Will Scherf get death penalty for killing prison guard Jayme Biendl?
EVERETT -- Overcome with emotion, family and friends of Monroe Corrections Officer Jaime Biendl were elated with the guilty verdict of Byron Scherf. After six days in the courtroom, jurors took less than an hour to make their decision that Biendl’s murder was premeditated.
“This was a day like any other for her,” said Snohomish County Prosecuting Attorney Ed Stemler. “She was planning to go home and he was planning to kill her. He knew already before the inmates were gone from the chapel, that this was not going to be like any other day for Jaime Biendl. He knew he was going to take her life that night.”
On Wednesday, jurors heard Scherf’s video confession recorded just days after the murder.

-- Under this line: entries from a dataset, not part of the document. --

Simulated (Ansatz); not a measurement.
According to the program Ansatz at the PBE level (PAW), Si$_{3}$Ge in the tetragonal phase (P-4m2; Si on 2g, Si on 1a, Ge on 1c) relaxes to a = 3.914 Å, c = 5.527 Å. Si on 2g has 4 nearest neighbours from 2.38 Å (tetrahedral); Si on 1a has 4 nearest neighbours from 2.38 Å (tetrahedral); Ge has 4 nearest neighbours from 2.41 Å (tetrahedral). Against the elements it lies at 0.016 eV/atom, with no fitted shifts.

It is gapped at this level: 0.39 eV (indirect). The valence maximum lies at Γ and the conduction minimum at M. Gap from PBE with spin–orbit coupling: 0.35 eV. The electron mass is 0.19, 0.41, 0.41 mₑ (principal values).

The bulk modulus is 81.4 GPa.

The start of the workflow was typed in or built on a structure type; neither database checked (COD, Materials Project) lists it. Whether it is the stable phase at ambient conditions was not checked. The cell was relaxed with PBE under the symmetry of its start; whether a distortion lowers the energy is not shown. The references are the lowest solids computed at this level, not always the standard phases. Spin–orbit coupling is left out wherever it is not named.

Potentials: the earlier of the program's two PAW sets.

“She stomped on my foot and that’s how my foot got messed up. At some point she bit my finger pretty good. I tried to take her out a couple times with my arm around her neck like that and it wasn’t working. Somehow she got her hands on her radio then she tried to key her radio for help but I don’t think she keyed it, but I got a hold of it swung it over my shoulder like that,” said Scherf.
Scherf said he then took a microphone cable and wrapped it around Biendl’s neck until she stopped breathing. His attorney said it was an act of rage, after Biendl made a rude comment about his wife but that the murder was not pre-planned.
“If a husband gets an insurance policy for $5 million out on his wife and then kills her a week later, that is evidence of premeditation. What is the evidence of premeditation here?” asked defense attorney Jon Scott.
The jury took less than an hour to make its decision. They will be back in court on Monday to deliberate whether Scherf will receive the death penalty or life in prison without parole. Before the Jan. 29, 2011, murder, he was already serving a life sentence for raping two women and setting one of them on fire.